Kierkegaard writes of “holding on to the objective uncertainty with infinite passion,” and then “going out over 70,000 fathoms,” where only God can reach you. I have probably quoted this line from Kierkegaard in every piece I have written on him, but I keep coming back to it because it so powerfully captures the notion of faith as a venture. The “objective uncertainty,” is that which is, objectively speaking, uncertain, paradoxical, or even irrational: Jesus the God-man. And yet, for the person of faith, the paradox of the God-man is the rock, the centre, the lifeline to which one eternally clings.

Faith here is in a sense ‘betting your life’ on the “objective uncertainty,” it is, as Kierkegaard puts it, a choice between “time and eternity, heaven and hell.” The acceptance the paradox is not some objective proposition one merely adds to the list of things one believes, rather, it is something one clings to with “infinite passion,” it is a Truth one commits to, and seeks to embody in the pattern of one’s life. To Kierkegaard, the best proof for the deity of Christ is a person who has “risked his entire life” on that reality and “lives in conformity.” The best proof of God’s existence, writes Kierkegaard, is worship.

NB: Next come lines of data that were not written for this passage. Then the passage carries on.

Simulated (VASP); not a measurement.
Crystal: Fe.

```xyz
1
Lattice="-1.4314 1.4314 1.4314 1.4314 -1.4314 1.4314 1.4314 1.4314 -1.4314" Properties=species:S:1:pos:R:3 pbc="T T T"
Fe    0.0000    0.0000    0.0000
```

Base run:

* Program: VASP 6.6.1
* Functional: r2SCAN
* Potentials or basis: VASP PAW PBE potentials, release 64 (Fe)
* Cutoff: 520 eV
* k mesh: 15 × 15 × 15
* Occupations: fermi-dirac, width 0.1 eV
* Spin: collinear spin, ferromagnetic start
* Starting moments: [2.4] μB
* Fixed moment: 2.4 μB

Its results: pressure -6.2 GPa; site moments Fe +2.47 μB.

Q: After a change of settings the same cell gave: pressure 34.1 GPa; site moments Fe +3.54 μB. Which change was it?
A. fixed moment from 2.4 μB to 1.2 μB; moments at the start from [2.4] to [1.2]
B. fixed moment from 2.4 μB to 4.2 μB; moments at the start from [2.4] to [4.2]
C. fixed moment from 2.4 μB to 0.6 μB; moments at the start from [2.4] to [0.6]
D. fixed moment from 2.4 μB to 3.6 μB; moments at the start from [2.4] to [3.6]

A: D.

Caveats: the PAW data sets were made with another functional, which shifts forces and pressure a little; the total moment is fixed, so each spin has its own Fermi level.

Faith is this holding fast to the Truth—which is paradoxically both the “objectively uncertain” and our only certainty, our only comfort and hope—and then going out into uncertainty. Faith allows us, and even calls us to where we do not want to go, out over 70,000 fathoms, down into the abyss, all the while holding fast to Christ. It is no coincidence that Christ called his followers with the words “follow me:” to know Christ is to follow him, to follow him, is to be called into uncertainty. It is only by the venture into uncertainty that we grow in the image of Christ, that we grow in faith or that we grow to know Christ. It is only faith, the “holding fast,” which makes the venture possible. Nietzsche thinks Christians are “afraid of the truth.” But ironically, it is only Christians who should not be afraid of the truth. Because we hold fast, we should be able to look at the darkness of the past, we should be able to recognise the truth of who we are today, and we should be able to face the future fearlessly. Because we hold fast we should be able to face our doubts and fears head on, and trust that we will overcome them. Because we hold fast, Christians should be the most fearless livers of life, the most fearless speakers of truth, the most fearless in confronting injustice, the most fearless in radically living the image of Christ. Because we worship a God who was killed and descended into the lowest places, we too must follow him to death, to the abyss, and then, with him, rise again.

Faith as Resigning and Receiving

In the most famous of his works, Fear and Trembling, Kierkegaard explores the faith of Abraham “the father of faith.” Kierkegaard focuses on the story of the binding of Isaac, in which God “tempts” Abraham to take his only son Isaac to Mount Moriah and kill him as a sacrifice. What makes the situation especially difficult for Abraham, is not just that God is calling him to such an absurd and vile act, but that God had promised to make a great nation out of the descendants of Isaac. How could God honour His promises on one hand and call Abraham to an act that would nullify those promises on the other? Despite these questions, Abraham is obedient and travels to Mount Moriah to sacrifice his only son. At the last second, and Angel intervenes and stops Abraham from killing Isaac, showing him a Ram to offer in his stead. To Kierkegaard, this story shows the paradox of faith: that faith gives up what is of greatest value, and expects to receive it back, “by virtue of the Absurd.”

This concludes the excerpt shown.